Trump pleads with supporters for cash to help pay soaring legal bills

a man in a suit and tie is surrounded by supporters
Donald Trump campaigns in Greensboro, North Carolina, earlier this month. Photograph: Ryan Collerd/AFP/Getty Images

Donald Trump on Thursday again asked loyal supporters for cash to help him meet mounting legal expenses and keep the “filthy hands” of the New York attorney general off Trump Tower and other properties.

The appeal came as Trump faced an imminent deadline to pay a huge bond from a New York fraud trial that ended in a $454m civil judgment against him for overstating his net worth and the value of his real estate properties. If he is unable to post it, authorities could start to seize the former US president’s assets.

Under the headline “Keep your filthy hands off Trump Tower!” a Trump fundraising email sent to supporters read: “Insane radical Democrat AG Letitia James wants to SEIZE my properties in New York. This includes the iconic Trump Tower.”

The twice-impeached Trump – currently the presumptive Republican presidential nominee – continued: “Democrats think that this will intimidate me. They think that if they take my cash to stifle my campaign, that I’ll GIVE UP!

“But worst of all? They think that YOU will abandon me, and that you will GIVE UP on our country. Here’s one thing they don’t know: WE WILL NEVER SURRENDER!”
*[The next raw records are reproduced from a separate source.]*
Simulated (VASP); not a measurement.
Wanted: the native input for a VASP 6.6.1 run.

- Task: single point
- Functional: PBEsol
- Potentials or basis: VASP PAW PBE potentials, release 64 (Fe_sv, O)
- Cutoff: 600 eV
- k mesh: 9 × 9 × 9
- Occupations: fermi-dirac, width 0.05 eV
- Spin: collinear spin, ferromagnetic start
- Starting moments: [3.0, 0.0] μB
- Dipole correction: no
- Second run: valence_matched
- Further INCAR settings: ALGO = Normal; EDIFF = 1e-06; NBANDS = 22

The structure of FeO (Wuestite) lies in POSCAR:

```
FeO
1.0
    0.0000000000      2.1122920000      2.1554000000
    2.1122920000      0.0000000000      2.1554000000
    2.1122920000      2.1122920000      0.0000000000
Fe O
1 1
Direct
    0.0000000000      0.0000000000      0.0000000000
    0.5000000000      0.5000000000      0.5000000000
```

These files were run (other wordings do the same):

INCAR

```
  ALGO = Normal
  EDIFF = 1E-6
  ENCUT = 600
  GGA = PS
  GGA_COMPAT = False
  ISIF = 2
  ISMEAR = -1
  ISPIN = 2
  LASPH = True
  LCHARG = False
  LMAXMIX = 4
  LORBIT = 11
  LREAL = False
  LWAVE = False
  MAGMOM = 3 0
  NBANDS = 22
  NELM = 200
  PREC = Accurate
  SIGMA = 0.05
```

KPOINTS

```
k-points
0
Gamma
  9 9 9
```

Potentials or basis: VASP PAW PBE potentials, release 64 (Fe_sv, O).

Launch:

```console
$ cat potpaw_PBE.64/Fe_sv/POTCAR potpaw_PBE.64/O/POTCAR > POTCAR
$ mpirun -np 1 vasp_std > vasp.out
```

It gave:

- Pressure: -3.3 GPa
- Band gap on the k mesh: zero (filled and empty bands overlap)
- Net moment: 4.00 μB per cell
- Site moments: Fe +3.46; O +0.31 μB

Trump did surrender last August, to state authorities in Georgia in a case now concerning 10 election subversion charges. Facing 78 other criminal charges (for election subversion, retention of classified information and hush-money payments), he has used his Georgia mugshot in fundraising appeals.

In New York, Trump faces 34 criminal charges in the hush-money case and recently paid a $92m bond to cover his appeal in a civil case arising from a rape allegation a judge called “substantially true”.

But his chief concern in the state at present is meeting obligations while appealing a multimillion-dollar civil judgment in the civil business fraud case successfully brought by James in New York.

Lawyers for Trump said this week he could not find surety companies willing to cover the full $454m bond, making it “a practical impossibility” to pay in full.

Payment is due on Monday. If the bond is not paid, James will be entitled to begin seizing and selling Trump properties.

Doing so will be politically precarious, but James said last month: “If he does not have funds to pay off the judgment, then we will seek judgment enforcement mechanisms in court, and we will ask the judge to seize his assets.

“We are prepared to make sure that the judgment is paid to New Yorkers, and yes, I look at 40 Wall Street each and every day.”

That property, the Trump Building, is in lower Manhattan. Trump Tower, which Trump built in the early 1980s and lived in until becoming president in 2017, is in midtown, a Fifth Avenue landmark.

On Thursday, James’s office reportedly made preliminary steps in Westchester county which suggested a Trump-owned golf course and estate north of Manhattan could be in line to be seized. Similar steps have been taken in New York City. CNN said steps had not yet been taken in Florida, where Trump lives and owns golf courses, or in Chicago where he owns a hotel.

ABC reported the reappointment for three years of Barbara Jones, a retired federal judge who has been overseeing Trump Organization finances since November 2022.

Trump used his Truth Social platform – from which he reportedly stands to make $3.4bn if its parent company lists on the stock market – to allege that the judge in the case “picked a number out of THIN AIR … and wants me to bond it, which is not possible for bonding companies to do in such a high amount, before I can even appeal.

“That is CRAZY! If I sold assets, and then won the appeal, the assets would be forever gone. Also, putting up money before an appeal is VERY EXPENSIVE. When I win the appeal, all of that money is gone, and I would have done nothing wrong.”

Trump’s financial woes already extend to the campaign trail.

On Wednesday, Federal Election Commission filings showed that a political action committee tied to Trump spent $5.6m on legal expenses in February and in all had received from a pro-Trump Super Pac more than $50m to cover legal costs.

Filings also showed Trump far behind Joe Biden in fundraising for the November election. Trump’s campaign raised nearly $22m in February and had $42m on hand. The Biden campaign raised about $53m and had $155m on hand.

Biden’s campaign communications director, Michael Tyler, said: “If Donald Trump put up these kinds of numbers on The Apprentice [the NBC reality show he fronted from Trump Tower before entering politics], he’d fire himself.”

According to the Washington Post, which cited four sources close to Trump, the former president is not considering declaring bankruptcy, a move which would delay payment in the civil fraud case, because of the damage doing so might do to his campaign.

On Thursday, on Truth Social, Trump called Judge Arthur Engeron “crooked” and James, who is Black, “corrupt and racist”, alleging both were involved in “election interference”.

In his fundraising email lamenting the threat to Trump Tower, he said donations would help send “Biden’s corrupt regime … the message … that our patriotic movement CANNOT BE STOPPED!

“So before the day is over, I’m calling on ONE MILLION Pro-Trump patriots to chip in and say, STOP THE WITCH HUNT AGAINST PRESIDENT TRUMP!”